People in the Indian subcontinent will, from Friday, have only one way to watch top flight Spanish football: on Facebook.
The social network has signed an exclusive deal to show every La Liga game, for the next three seasons, to viewers in India, Afghanistan, Bangladesh, Bhutan, Nepal, The Maldives, Sri Lanka and Pakistan. The rights were previously held by Sony Pictures Network.
The terms of the new deal have not been disclosed. The last time they were for sale, in 2014, they were bought for $32m, according to Reuters.
There are 348m Facebook users in the region, 270m of them are in India.
It is the latest move from Facebook, and the tech industry in general, to invest in highly lucrative sports rights for emerging streaming services.
The social network already shows Major League Baseball to US audiences at a reported cost of $1m per game. As with the rest of Facebook, the content is free but supported by targeted advertising.
Speaking to Reuters, Facebook’s director of global live sports said the La Liga streams would at first be advertising-free, but it was considering how best to implement them in future.
“This is one deal,” Peter Hutton told the news agency. “It’s not something that is a big threat to broadcast world.”
It’s unlikely broadcasters will see it that way – and they’re wise not to.
Live sport is the major driver of subscriptions to premium cable or satellite services, and the slow creep of technology companies buying up sports rights will have traditional broadcasters concerned.
Since the rise of Netflix and others, live sport has been just about the only thing holding many potential cord-cutters back from making the chop.
The Facebook-La Liga deal is part of a global trend. In the UK, the current Premier League season will be the last time every live match will be shown on a TV channel.
Next season, 20 games will be online-only – viewable only through Amazon. The company will bundle the games in with its Prime subscription service.
Similarly, in the US, the National Football League (NFL) has renewed last season’s deal with Amazon to bring 11 “Thursday Night Football” matches to Prime. To get them, Amazon had to win a bidding war involving Twitter, YouTube and Verizon.
Outside the US, the National Basketball Association (NBA) is being streamed in China – by online giant Tencent. An average of 2m people watch each game.
We should also consider a major sport of the future – eSports. Watching professional gamers is an industry predicted by some to soon be worth over $1bn a year. Tech giants got there first: the top platforms for eSports viewing are Amazon-owned Twitch and Google’s YouTube.

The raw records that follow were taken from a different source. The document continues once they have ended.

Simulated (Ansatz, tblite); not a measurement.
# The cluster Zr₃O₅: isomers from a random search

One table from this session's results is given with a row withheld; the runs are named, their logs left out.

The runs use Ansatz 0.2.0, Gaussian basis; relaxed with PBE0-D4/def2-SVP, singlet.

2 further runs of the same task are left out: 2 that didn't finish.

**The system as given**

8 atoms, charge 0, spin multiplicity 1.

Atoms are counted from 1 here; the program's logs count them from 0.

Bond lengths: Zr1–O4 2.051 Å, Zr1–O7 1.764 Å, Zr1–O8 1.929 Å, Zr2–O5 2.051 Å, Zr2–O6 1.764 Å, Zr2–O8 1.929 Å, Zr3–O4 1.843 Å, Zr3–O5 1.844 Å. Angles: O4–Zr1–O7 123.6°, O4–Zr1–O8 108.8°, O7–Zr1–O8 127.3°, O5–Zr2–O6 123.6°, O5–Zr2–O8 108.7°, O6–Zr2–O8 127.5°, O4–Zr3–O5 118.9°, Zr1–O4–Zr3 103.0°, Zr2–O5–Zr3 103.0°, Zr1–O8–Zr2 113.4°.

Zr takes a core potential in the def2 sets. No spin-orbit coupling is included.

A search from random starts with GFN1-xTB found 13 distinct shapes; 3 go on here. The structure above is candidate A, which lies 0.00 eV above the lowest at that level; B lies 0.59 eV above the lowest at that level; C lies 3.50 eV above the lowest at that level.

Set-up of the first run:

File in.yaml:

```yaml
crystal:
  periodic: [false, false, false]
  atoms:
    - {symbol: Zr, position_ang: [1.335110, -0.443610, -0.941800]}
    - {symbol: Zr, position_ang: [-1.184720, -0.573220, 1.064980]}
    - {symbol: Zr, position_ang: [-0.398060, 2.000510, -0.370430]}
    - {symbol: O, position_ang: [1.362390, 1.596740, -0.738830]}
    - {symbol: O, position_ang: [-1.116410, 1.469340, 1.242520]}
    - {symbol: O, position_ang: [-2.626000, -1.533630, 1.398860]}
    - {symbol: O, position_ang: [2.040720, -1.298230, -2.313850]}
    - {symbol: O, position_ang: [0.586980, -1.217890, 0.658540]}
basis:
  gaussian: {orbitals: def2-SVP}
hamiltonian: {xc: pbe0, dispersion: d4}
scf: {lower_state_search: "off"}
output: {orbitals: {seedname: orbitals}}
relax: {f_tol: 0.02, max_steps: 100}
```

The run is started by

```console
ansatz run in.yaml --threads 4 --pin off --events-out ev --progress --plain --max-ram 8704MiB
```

In something of a role reversal, traditional broadcasters are making deals to bring eSports offline and onto regular TV.
Most notably, Disney recently announced a multi-year deal to broadcast live action from Overwatch League, one of the biggest eSports competitions. Disney’s channels, which include ESPN and ABC, will share the action – and it will be streamed online too, of course.
So what does all this platform-shifting mean for world sport?
We’re at the beginning of a financial shift, maybe the biggest since the early 1990s, when the major football leagues in Europe commericialised their competitions to new heights. Transfer fees and wages soared thanks, in a big way, to the phenomenal TV deals these new sporting megabrands could attract.
Is that changing? Perhaps. This year’s deal for UK rights for the Premier League came in at £496m less than in 2017 – the first time in the Premier League’s history that TV revenue has dropped year-on-year.
The tech giants have money to burn. With its yearly content budget of $8bn, Netflix could buy the next three seasons of Premier League UK rights twice over. But it doesn’t plan to, saying it won’t follow its competitors.
“We don’t do [live] news, we don’t do [live] sports,” chief executive Reed Hastings told a room of journalists in Hollywood earlier this year. “But what we do do, we try to do really well.”
With subscriber growth slowing this year, the industry is watching to see how long it can hold on to that stance, especially as its rivals seem eager to open their wallets.